Charter Schools Across the Nation Do About the Same as Public Schools: Some Do Well, Others Poorly
There is an irony: The idea of charter schools began in 1988 with Shanker. He had a vision of a system in which small groups of teachers and parents would submit research-based proposals outlining new ways to educate kids.
As Shanker envisioned it, charter schools would become laboratories for innovation, a place to test new ideas that, if successful, would be adopted in public schools.
The reality hasn’t lived up to his hopes. Charter schools, some run by not-for-profits, others by for-profits, offer educational programs that are closely geared to the standardized tests. Few offer anything innovative, and most require parent involvement as a prerequisite for acceptance. A small number are unionized, and the unionized schools are quite successful. The Green Dot Charter Schools in Los Angeles is one success story.
But why the emphasis on charter schools? Teachers are suspicious. Again, for good reason.
Merit-Pay Plans — Pay for Performance — Have Simply Not Worked
The drumbeat from the critics of unions is that teachers should be paid according to the performance of their students as measured by a standardized exam. (As they stand now, teacher pay scales are incremental; you receive annual raises and additional raises for additional graduate degrees.) Teachers’ unions object to individual pay for performance, asking, where has it been tried and it worked? The most recent study, at the National Center on Performance Incentives at Vanderbilt University’s Peabody College of Education, concludes that pay for performance is not “the magic bullet that so often the policy world is looking for.”
The study’s conclusion: “It doesn’t work.” Are unions wrong to oppose unproven ideas?
In many school districts, including New York City, unions have negotiated plans that give schools, not individual teachers, bonuses for meeting achievement targets; the bonuses are distributed collaboratively by the staff.
Tenure Means Due Process, Not a “Job for Life”
Why do unions defend “bad teachers”? Why do lawyers defend “bad” defendants?

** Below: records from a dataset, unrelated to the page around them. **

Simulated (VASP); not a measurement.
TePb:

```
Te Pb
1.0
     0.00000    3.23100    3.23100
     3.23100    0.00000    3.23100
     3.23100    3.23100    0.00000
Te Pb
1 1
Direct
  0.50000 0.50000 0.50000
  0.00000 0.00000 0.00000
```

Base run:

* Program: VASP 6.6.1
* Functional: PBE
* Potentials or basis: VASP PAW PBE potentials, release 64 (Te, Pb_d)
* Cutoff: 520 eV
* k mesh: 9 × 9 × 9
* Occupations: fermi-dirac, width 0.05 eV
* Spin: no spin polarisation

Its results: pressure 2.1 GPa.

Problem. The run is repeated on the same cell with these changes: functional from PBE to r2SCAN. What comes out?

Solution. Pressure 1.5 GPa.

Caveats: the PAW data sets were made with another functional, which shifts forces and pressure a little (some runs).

In most states, teachers serve a three-year probationary period, during which time they can discharged “at will.” After that time period, they obtain “tenure,” which hardly guarantees the teacher a cushy job for life. Tenure does, however, guarantee the teacher a due-process hearing regarding disciplinary charges or issues of incompetence. In some instances, this has caused problems. In New York City, teachers accused of malfeasance sat for months, sometimes years, because management chose not to expedite the cases for political reasons. After years of dispute, the law now requires all cases to begin within 60 days and to be concluded within six months.
Unions, under the law, have a duty of fair representation. Members pay dues, unions represent them — and an impartial party determines innocence or guilt. “Jobs for life” is nonsense.